When an electron is in motion, it produces a perturbation in the ether surrounding it; if its motion is straight and uniform, this perturbation reduces to the wake of which we have spoken in the preceding section.

But it is no longer the same, if the motion be curvilinear or varied.

The perturbation may then be regarded as the superposition of two others, to which Langevin has given the names _wave of velocity_ and _wave of acceleration_. The wave of velocity is only the wave which happens in uniform motion.

As to the wave of acceleration, this is a perturbation altogether a.n.a.logous to light waves, which starts from the electron at the instant when it undergoes an acceleration, and which is then propagated by successive spherical waves with the velocity of light. Whence follows: in a straight and uniform motion, the energy is wholly conserved; but, when there is an acceleration, there is loss of energy, which is dissipated under the form of luminous waves and goes out to infinity across the ether.

However, the effects of this wave of acceleration, in particular the corresponding loss of energy, are in most cases negligible, that is to say not only in ordinary mechanics and in the motions of the heavenly bodies, but even in the radium rays, where the velocity is very great without the acceleration being so. We may then confine ourselves to applying the laws of mechanics, putting the force equal to the product of acceleration by ma.s.s, this ma.s.s, however, varying with the velocity according to the laws explained above. We then say the motion is _quasi-stationary_.

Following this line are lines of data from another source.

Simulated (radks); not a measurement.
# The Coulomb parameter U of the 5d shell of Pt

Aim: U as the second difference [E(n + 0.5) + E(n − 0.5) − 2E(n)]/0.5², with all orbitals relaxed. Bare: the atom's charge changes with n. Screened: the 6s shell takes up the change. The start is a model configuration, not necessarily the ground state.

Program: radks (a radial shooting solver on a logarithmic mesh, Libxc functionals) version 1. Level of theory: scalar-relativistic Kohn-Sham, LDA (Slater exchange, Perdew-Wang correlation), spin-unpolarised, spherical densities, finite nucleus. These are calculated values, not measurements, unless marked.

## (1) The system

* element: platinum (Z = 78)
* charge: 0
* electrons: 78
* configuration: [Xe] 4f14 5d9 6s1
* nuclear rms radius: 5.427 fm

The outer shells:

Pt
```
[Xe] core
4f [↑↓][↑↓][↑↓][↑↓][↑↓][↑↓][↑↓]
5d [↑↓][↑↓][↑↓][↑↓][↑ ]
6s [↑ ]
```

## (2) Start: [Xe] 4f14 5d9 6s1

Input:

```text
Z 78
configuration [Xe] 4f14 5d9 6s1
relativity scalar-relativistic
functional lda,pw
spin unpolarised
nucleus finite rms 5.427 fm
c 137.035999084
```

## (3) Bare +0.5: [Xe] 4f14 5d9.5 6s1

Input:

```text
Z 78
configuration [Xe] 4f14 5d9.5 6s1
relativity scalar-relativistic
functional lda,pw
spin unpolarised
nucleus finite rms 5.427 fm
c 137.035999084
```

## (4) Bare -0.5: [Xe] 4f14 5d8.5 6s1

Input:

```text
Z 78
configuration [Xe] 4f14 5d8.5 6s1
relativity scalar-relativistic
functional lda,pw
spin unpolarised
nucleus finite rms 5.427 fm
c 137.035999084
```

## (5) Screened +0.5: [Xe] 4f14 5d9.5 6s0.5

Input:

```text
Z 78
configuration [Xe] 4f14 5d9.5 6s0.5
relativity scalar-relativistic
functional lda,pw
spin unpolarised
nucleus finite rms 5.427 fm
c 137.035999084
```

It would not be the same in all cases where the acceleration is great, of which the chief are the following:

1 In incandescent gases certain electrons take an oscillatory motion of very high frequency; the displacements are very small, the velocities are finite, and the accelerations very great; energy is then communicated to the ether, and this is why these gases radiate light of the same period as the oscillations of the electron;

2 Inversely, when a gas receives light, these same electrons are put in swing with strong accelerations and they absorb light;

3 In the Hertz discharger, the electrons which circulate in the metallic ma.s.s undergo, at the instant of the discharge, an abrupt acceleration and take then an oscillatory motion of high frequency.

Thence results that a part of the energy radiates under the form of Hertzian waves;

4 In an incandescent metal, the electrons enclosed in this metal are impelled with great velocity; upon reaching the surface of the metal, which they can not get through, they are reflected and thus undergo a considerable acceleration. This is why the metal emits light. The details of the laws of the emission of light by dark bodies are perfectly explained by this hypothesis;

5 Finally when the cathode rays strike the anticathode, the negative electrons, const.i.tuting these rays, which are impelled with very great velocity, are abruptly arrested. Because of the acceleration they thus undergo, they produce undulations in the ether. This, according to certain physicists, is the origin of the Rontgen rays, which would only be light rays of very short wave-length.

CHAPTER III

THE NEW MECHANICS AND ASTRONOMY

I

_Gravitation_

Ma.s.s may be defined in two ways:

1 By the quotient of the force by the acceleration; this is the true definition of the ma.s.s, which measures the inertia of the body.

2 By the attraction the body exercises upon an exterior body, in virtue of Newton's law. We should therefore distinguish the ma.s.s coefficient of inertia and the ma.s.s coefficient of attraction. According to Newton's law, there is rigorous proportionality between these two coefficients.

But that is demonstrated only for velocities to which the general principles of dynamics are applicable. Now, we have seen that the ma.s.s coefficient of inertia increases with the velocity; should we conclude that the ma.s.s coefficient of attraction increases likewise with the velocity and remains proportional to the coefficient of inertia, or, on the contrary, that this coefficient of attraction remains constant? This is a question we have no means of deciding.

On the other hand, if the coefficient of attraction depends upon the velocity, since the velocities of two bodies which mutually attract are not in general the same, how will this coefficient depend upon these two velocities?

Upon this subject we can only make hypotheses, but we are naturally led to investigate which of these hypotheses would be compatible with the principle of relativity. There are a great number of them; the only one of which I shall here speak is that of Lorentz, which I shall briefly expound.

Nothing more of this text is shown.